For Indah, the change of the parents' role from giving focus to the growing up of their children to being busy with their respective careers in order to meet the economic demands resulted in the lack of attention on their children.

The findings of this thesis had also caught the attention of Information Communication Minister Datuk Seri Dr Rais Yatim who happened to receive the courtesy call by Prof Dr Awang Sariyan and Prof Wu Zong Yu who has 40 years experience in teaching Chinese nationals the Malay language.

Dr Rais had also enquired from Indah, who was in the entourage, on her thesis and expressed his interest in seeing a copy of it. Dr Rais also suggested for the thesis be turned into a book.


To Indah, what she had discovered in the study did not diminish her admiration for the Malay language and culture.

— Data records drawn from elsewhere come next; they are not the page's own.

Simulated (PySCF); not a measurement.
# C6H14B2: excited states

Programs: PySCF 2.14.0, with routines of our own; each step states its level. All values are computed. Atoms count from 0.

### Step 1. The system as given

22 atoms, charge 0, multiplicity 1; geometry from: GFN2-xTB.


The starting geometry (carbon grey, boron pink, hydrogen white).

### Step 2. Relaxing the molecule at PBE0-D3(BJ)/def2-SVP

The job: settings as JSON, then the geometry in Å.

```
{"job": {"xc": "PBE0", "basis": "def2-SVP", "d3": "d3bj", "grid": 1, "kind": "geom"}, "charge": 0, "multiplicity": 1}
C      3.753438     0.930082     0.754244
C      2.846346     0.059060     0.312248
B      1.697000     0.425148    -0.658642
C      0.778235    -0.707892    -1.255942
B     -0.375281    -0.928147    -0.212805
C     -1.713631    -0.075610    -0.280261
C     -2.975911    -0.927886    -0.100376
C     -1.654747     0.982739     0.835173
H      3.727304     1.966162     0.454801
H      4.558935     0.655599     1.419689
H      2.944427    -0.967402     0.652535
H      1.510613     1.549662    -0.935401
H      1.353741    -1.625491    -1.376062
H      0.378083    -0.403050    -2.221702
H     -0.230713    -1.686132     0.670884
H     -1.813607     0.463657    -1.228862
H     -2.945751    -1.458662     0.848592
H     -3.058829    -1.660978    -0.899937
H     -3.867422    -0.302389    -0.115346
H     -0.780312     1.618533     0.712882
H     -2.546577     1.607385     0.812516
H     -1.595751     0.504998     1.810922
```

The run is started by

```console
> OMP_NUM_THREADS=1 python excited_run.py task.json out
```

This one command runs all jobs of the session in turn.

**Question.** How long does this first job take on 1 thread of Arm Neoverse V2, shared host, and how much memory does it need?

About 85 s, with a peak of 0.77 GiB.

"What had happened to the young Malays during urbanisation also happened in China due to the western influence in developing nations to the extent that they were swayed by the same phenomenon, the way they speak and eat, the worst was the way they practice sex before marriage," she said.

If in the west teenagers getting pregnant before marriage is something normal, in Malaysia this practice is forbidden by religion while in China, a country of the East, this act is taboo and that is why some resorted to actions like baby dumping.

For Indah, she is not disppointed with the thesis' findings even though it was different from what she had read about the Malay language and society particularly in the 50s and 60s.

But she was sad with the 'negative' changes.

"I am an Oriental, and as an Oriental I have no bad intention in doing this research. To me Malaysia and China are the same and it is hoped that this study is able to assist those who wish to overcome the social problems that affect the youths.

"I have many Malay friends and love this race. I want to help via this way," she said.


Indah also accepted the fact that while making her study on the Malays and their culture, she could not separate the culture and Islam from their way of life.

"My supervisor, Prof Wan Abdul Kadir Wan Yusuf advised that if I wished to study the Malay culture, I must know about Islam first, must have knowledge about Islam and the reasons why Malays cannot be separated from Islam.

"To me, as a student of Bahasa Melayu, I must understand one thing, that is the pledge to study other people's culture and to respect their way of life, if we are to have prejudice, then the study held will not achieve its objective," she said.

Indah now teaches Mandarin in the joint programme held between the Kongzi Institute for the Teaching of Chinese Language China and Universiti Malaya.

The programme which began last November focuses on Mandarin as the communication language with the first module at 40 hours in eight weeks. It is opened to those who are interested in learning Mandarin.